Toting Tomes Across the Wall
FROM tragedy to poem unlimited, as 'twere, the big-shot correspondents dwelt upon every aspect of the Berlin barricade, and left untouched the best story of them all! Stay tuned here for reliable information! I have little to go on, really, because of the wretched incompetency of the media, so I'll make up a name and call him Gunther Harnschlagen. He lives in East Berlin. Now that we have a name for the gentleman we can feel chummy toward him, so let us proceed: It seems that Herr Harnschlagen learned that the infamous Berlin Wall was about to open and that once again there would be freedom to come and go. This was good news to him - but not because it signaled the fading of communism, or presaged the flowering of a new democracy, or because he desired any political communication with the West. Not at all.

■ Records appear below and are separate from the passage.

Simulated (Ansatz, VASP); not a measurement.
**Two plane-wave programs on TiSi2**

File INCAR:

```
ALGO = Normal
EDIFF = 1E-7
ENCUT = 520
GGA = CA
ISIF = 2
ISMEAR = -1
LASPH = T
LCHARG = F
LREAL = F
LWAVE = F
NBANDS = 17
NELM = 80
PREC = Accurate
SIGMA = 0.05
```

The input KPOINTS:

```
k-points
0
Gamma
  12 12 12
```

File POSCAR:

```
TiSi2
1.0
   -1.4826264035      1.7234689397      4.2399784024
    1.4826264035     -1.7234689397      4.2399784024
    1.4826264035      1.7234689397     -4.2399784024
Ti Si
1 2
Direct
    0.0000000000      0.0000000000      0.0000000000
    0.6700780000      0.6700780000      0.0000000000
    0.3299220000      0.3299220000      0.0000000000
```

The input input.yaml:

But Herr Harnschlagen was most eager to pass, once again, into West Berlin, for he had a special errand there. All his friends and neighbors were equally eager, but not with the same driving passion. He was one of the first to go over, once a way was opened, and with purposeful stride he walked briskly along into West Berlin, soon being far ahead of those who started with him. The others paused to take deep breaths at their privilege, to look into shop windows, to shake hands with West Berliners they met, and to express joy at the first promise of a reunited Germany. Not Gunther. He just kept on going.
He came to the Kreuzberg precinct of West Berlin, made the correct corner, and came to the American Memorial Library. He entered the library, approached the librarian's desk, and turned in some books he had borrowed 28 years ago, just before the wall was built. Unable to return them until this moment, he apologized for the delay - and that's about all I can tell you.
``A lassie!'' as Bobbie Burns said upon first looking at Bonnie Annie Laurie. I can, however, tell you this: If I owned any kind of a journal of note, I would now call an editorial conference, and I would back my foreign editor against the wall and bawl the daylights out of him. I would tell him to get the Bonn correspondent on the fax. ``Where,'' I would shout, ``is the rest of this story?''
What is the real name of Gunther Harnschlagen, and where in East Berlin does he live?
What did he do with these books for 28 years? Did he circulate them secretly among neighbors and friends, when other books were banned?
What were the titles? The subject matter? Was there (hope against hope!) a how-to-do-it book that would cheat dreary time? Were they romances? Technical treatises? Poetry?
What did the librarian say?
And did Gunther have to pay fines on overdue books?
As of now, we do not know because the media hasn't told us. Every other ``angle'' about the wall has been covered and recovered - one dispatch went away back to Napoleon to explain historical maneuvers otherwise forgotten. So, too, will the Berlin Wall be forgotten until one day school teachers will need to prod nodding pupils so they'll read about it. Where? In books. Books are not absolutely dead things, as has been said before my time, but have a way of living on and on, and there is tremendous precept in the magnificent truth that behind the Wall there dwelt an informed and willing student who held a library card and kept thinking about it for 28 years.
Here in Maine one may beat his wife and even poach a moose without any loud public outcry or unusual punishment. But there is no disgrace heavier than the shame that sits upon one who keeps a book out longer than two weeks. Wars and rumors of wars and political clash of ideologies are no excuse. I once returned a book and it got put back on the wrong shelf, so I know. The postal card from the librarian rebuked me completely. I was expected to replace the book. Long out of print, it was hard to find, and the second-hand man said he might find one in time, and it would be $85. I was saved when the book was refound, but I'm not about to forget my library peccadillo and the $85. I submit that Herr Gunther Harnschlagen, whatever his name may be, is the literary and cultural hero of the year, and that he deserves better treatment in history than he got in the papers.